I am still keenly waiting for the details of government’s plan to absorb the illegal refineries operators into the mainstream. The VP is reported to have said “Our approach to that is that we must engage them (illegal refiners) by establishing modular refineries so that they can participate in legal refineries. We have recognized that young men must be properly engaged.”
I hope this is targeted more at the owners who established these refineries than the workers employed there? This is because what drives this is really illicit profit more than unemployment – and this is not saying unemployment is not a problem.
What I have picked up so far from news reports, is that there are plans for government to either build and partner or gather these folks into cooperatives and empower them to build and operate small capacity (1,000 bpd, etc.) type modular refineries.
Why this interests me is the following:
How do they plan to create incentive in this business?
Recall that the chief driver for this illegal activity is the combination of very low cost inputs and medium to high value outputs from:
- Free crude oil, ready market and poor enforcement by authorities.
So they basically get their “plant” crude oil feed for free.
- Simple operations.
What they do is a crude form of “Topping” or atmospheric distillation, with the aim of making diesel. They start by heating crude oil up to 350-400oC. This is done in two stages. The bottoms from the first stage is mostly bitumen. The distillate is moved to a next stage vessel and cooled to get diesel. The other by-products like fuel oils, gasses, jet fuel/kerosene and gas oils are not properly extracted and are disposed indiscriminately to the environment. Note that diesel is about 27-32% of crude oil types available in Nigeria. In a proper refinery, the next stages would be conversion and treating. These are quite complex steps involving different chemical processes, materials and equipment. This is where you’ll find scaled up refineries producing gasoline (petrol), LPG, etc.
- Proximity to crude.
They are usually sited a small distance from the pipeline where the oil is stolen from. So, no real transport cost.
- The absence of controls and standards.
It costs money to abide by product, operational, environmental and basic chemical industry process safety standards
- No taxes to government.
I suppose they can still get greenfield tax incentives for 5 years, per the regulations when they now go legal. So, this is a soft one.

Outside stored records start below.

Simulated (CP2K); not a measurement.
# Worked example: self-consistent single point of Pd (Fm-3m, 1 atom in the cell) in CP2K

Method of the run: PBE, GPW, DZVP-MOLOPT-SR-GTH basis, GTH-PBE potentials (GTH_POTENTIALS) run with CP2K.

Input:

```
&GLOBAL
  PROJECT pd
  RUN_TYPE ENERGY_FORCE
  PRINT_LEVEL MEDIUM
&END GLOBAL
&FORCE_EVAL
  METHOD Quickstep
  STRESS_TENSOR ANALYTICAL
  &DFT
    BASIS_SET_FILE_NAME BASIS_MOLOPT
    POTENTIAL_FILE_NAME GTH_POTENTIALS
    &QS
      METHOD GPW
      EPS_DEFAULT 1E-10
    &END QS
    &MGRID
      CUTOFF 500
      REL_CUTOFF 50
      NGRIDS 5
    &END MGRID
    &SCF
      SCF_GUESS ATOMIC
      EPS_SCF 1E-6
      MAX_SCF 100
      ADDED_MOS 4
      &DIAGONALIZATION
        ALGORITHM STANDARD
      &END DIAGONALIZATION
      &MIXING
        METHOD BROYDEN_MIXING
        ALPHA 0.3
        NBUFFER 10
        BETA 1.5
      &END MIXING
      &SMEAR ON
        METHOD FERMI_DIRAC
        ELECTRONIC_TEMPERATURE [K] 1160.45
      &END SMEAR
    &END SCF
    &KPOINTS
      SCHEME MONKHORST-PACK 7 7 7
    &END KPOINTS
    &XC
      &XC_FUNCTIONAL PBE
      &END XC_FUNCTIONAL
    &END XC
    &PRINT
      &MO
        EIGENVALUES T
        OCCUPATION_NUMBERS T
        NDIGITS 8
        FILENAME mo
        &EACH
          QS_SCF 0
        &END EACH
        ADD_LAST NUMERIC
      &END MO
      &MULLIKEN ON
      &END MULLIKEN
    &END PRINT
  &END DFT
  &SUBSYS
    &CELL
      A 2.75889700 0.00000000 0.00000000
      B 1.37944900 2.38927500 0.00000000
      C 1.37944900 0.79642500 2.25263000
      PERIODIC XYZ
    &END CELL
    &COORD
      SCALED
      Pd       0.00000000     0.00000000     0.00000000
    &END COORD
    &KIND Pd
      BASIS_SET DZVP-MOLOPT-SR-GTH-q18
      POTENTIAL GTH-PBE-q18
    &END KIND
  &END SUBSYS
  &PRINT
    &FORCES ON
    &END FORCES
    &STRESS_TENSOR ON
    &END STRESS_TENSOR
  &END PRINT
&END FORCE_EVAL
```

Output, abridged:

- “Irregular” employment practices….and that is being modest.
These guys run as a cartel with a local strong man overseeing things. Nobody dey strike o. You don’t like the conditions – you leave. But I hear the money is not bad.
All these help to lower cost of operations a great deal and maximize profit.
*Note that refineries’ profits are determined by size and complexity, crude type and product slate, logistics, operational efficiency and regulatory environment. Generally, their margins run from minus (-ive) to 18% with 11-13% being the average for North America. I have not been able to gather data in Nigeria to determine how we have run in the past, for reasons of not having profit driven refining operations.
Whatever partnership, help, subsidies/loans and waivers the FG intends to give these operators, I don’t see how health, safety, environmental and product quality standards can be lowered. So, that element of operational cost will still be there to “temper” profit margins. Hopefully, government will still find a way to create incentive for this plan to work, regardless. I trust that they have enough people in the policy space of this sector, who understand the problem and can proffer solutions and advice on implementation.
All in all, reaching out in an inclusive manner in trying to solve this problem, in a win-win manner, is a good initiative.
I hope for the best in its implementation.